Star Trek: Discovery

Star Trek: Discovery (2017)

6 mistakes - chronological order

(1 vote)

Context is for Kings - S1-E3

Factual error: Science Officer Tilly calls the planet Trill a "very big" planet. It has an area of 500 million square kilometers. But that is not so large a planet. The Earth has an area of 510,100,000 square kilometers. So Trill is slightly smaller than Earth. Not really a "very big" planet.

toroscan

The War Without, the War Within - S1-E14

Other mistake: In dialogue, Starbase 1 is described as "100 AU from Earth," which is over three times the orbital distance of Neptune, but still within the Solar System. But the onscreen graphic shows the starbase next to a planet that can be visually recognized as Earth; portions of North America, including the Florida peninsula and the Gulf of St. Lawrence, are visible.

DavidK93

Project Daedalus - S2-E9

Continuity mistake: Michael invites Spock to play chess. She presents a board with three levels. Later, when the game is underway, the board has seven levels by the addition of four smaller boards. (00:17:50 - 00:21:25)

toroscan

The Red Angel - S2-E10

Plot hole: Michael uses herself as bait to trap her future self, putting her own life in jeopardy with the reasoning that her future self will come back to save her. All well and good, except they have a backup plan with the doctor to resuscitate her if needed, meaning her life isn't really at risk, or nowhere near as much as might be implied. And her future self would undoubtedly know that, having lived through it in the past, so not swoop in to save her. Or even if she did come, would also know it was a trap.

Jon Sandys

Upvote valid corrections to help move entries into the corrections section.
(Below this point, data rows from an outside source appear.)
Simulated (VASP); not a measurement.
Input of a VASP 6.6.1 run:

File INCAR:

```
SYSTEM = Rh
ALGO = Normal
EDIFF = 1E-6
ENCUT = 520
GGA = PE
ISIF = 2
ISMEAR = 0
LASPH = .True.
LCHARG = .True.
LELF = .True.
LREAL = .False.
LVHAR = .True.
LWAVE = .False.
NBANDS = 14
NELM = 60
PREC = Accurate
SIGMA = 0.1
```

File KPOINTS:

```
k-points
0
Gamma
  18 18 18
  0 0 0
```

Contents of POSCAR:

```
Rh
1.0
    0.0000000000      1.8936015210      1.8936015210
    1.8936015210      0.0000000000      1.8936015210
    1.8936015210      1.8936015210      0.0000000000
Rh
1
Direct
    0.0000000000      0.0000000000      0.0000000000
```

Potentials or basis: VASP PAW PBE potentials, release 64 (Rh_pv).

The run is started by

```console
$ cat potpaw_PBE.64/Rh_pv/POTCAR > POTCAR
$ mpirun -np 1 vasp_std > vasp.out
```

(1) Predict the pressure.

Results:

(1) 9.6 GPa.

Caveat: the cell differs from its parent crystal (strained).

Suggested correction: ***SPOILER ALERT*** But, as it turns out, The Red Angel that comes to save her is NOT Michael, but her mother, who would not necessarily have known about the backup plan.

wizard_of_gore

***SPOILER ALERT*** That it was her mother doesn't stop it being a plot hole since they thought The Red Angel was future Michael, and future Michael would know that present Michael wasn't really in danger so they weren't presenting a situation, _according to what they believed_, that required future Michael to act. It being the mother was a plot twist that created a motivation to act that the present people had no reason to think would exist. Basically, unless they presume a split timeline (i.e. this present is a different past than The Red Angel lived through), making a trap for future Michael that present Michael is involved in makes no logical sense.

jimba

Alternatively, Michael would have to come back, KNOWING it was a trap, to prevent the timeline unravelling.

Seniram

The point of the exercise is they were setting a trap. If it didn't work, then Michael wouldn't have to come back to "prevent the timeline unravelling (sic)", even if that were a thing - it presupposes a fixed, unalterable timeline, which goes against their attempt to send the data to the future to protect it, and thereby alter the future. Even with an unalterable timeline, it would only work if future Michael had chosen to allow herself to be trapped, but in that case why wouldn't future Michael just voluntarily come back to help? Since her being trapped wasn't a certainty, there was no reason to think she would be given that the current Michael, and therefore also future Michael, knows a trap has been set, but one that doesn't actually threaten current Michael. The whole premise of the trap, under their assumption that The Red Angel was future Michael, is completely flawed and made no logical sense.

The fact that The Red Angel was in the future, and that they had a backup plan meant that The Red Angel never should have come back in time, ever. Because the backup plan would be the recorded history, thus, she never would have died. Thus, nothing to save. Face it, everything in Discovery is a plot hole.

More trivia for Star Trek: Discovery

Such Sweet Sorrow: Part 2 - S2-E14

Question: Jumping to the future to preserve the sphere data was meant to be so that Control couldn't get hold of it. But Control is neutralised before the jump, drones all dead in the water, it's utterly destroyed. So what's the threat? Why jump at all?

Jon Sandys

Answer: Perhaps they didn't want to take the risk that Control - a tactical and strategic analysis program - would choose to place its entire core programming into a single fragile human body (Leland), despite previously demonstrating the ability to decentralise, duplicate and transfer itself to numerous computer, cybernetic and organic systems. If any trace of the Control program still existed, it could make another attempt to seize the sphere data.